Poor work leads to injustice
Johannesburg - A social worker whose "poor" report was a motivation for the sentencing of a Soweto man who mutilated and murdered his partner earlier this month has been reported to authorities, Minister for Women Lulu Xingwana said on Saturday.
"We believe that this sentence would have been higher had the social worker responsible for this case not submitted a very poor report as a motivation for sentencing," said Xingwana. "We have reported the conduct of this social worker as we need to ensure that our officials do not undermine endeavours to achieve justice for victims of crime."
She was speaking at a closing event for the 16 Days of Activism for non-violence against women and children campaign in Ermelo in Mpumalanga. Last week, Wonder Nkosi was sentenced to 15 years by the Protea Magistrate's Court for murdering his partner Moji Tsekedi.
She was the daughter of Corinthians Apostolic Church Archbishop Nchime Tsekedi.
Xingwana said courts were able to hand down heavy sentences when all officials worked diligently and were supported by the community.
She made an example with the outcome 10-year-old Masego Kgomo's case, a girl from Soshanguve who had her womb and other body parts removed on December 31, 2009.

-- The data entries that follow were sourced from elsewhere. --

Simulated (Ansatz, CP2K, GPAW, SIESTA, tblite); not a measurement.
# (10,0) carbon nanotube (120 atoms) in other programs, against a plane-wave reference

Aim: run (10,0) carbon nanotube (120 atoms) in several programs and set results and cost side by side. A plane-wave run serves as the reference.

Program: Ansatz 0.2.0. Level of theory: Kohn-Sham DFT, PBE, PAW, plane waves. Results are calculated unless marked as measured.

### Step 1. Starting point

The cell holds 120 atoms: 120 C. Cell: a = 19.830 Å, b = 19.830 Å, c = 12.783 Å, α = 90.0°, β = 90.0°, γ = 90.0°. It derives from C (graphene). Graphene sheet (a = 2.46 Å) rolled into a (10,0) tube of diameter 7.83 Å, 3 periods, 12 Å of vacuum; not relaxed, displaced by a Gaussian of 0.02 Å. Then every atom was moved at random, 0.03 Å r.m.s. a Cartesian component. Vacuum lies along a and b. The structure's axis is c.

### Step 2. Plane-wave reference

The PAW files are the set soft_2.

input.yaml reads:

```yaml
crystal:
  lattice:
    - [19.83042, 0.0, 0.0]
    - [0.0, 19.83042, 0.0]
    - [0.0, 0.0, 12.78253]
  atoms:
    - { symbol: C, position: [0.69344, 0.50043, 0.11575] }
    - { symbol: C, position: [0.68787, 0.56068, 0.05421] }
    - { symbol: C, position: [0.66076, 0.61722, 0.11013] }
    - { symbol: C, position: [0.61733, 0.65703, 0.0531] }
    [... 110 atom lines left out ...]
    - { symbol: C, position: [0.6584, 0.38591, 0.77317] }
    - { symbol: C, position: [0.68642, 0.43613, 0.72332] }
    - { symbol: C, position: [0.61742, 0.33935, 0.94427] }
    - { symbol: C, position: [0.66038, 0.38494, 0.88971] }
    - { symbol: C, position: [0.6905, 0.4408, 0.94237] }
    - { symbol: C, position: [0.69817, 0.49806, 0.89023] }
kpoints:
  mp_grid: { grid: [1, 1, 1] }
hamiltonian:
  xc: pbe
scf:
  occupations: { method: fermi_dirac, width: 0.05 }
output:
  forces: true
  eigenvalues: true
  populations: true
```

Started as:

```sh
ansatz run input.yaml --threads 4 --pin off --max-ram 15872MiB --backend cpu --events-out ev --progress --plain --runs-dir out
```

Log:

A man convicted of her murder was sentenced to life imprisonment by the Pretoria High Court on November 28.
Xingwana said she remained concerned that the people who paid money to get Masego’s organs for muti purposes were still not captured and remain a danger to society.
"We met with traditional healers who are committed to work with government to stop these crimes.
"They say their work is to heal not to kill and, therefore, these atrocities cannot be committed in their name."
Speaking at the same event, Deputy President Kgalema Motlanthe said the number of crimes against vulnerable groups, especially children under the age of 15, was growing while the prevalence of other crimes was decreasing.
"We are also concerned at the increasing number of incidents and reported cases of violence perpetrated against women and girls in the name of the so-called corrective rape, an illusion based on male chauvinism," he said.
Motlanthe stressed the importance of addressing the negative guises of tradition that sought to pre-determine the inferior social standing of women.
"While we must preserve and protect our traditions, we must do so with the forward thinking of the type of society we live in today and what we want it to be in the future," he said.
"The fight against violence and changing stereotypes is also one of the most important pillars in our fight against the spread of HIV and Aids for women who cannot negotiate safe sex."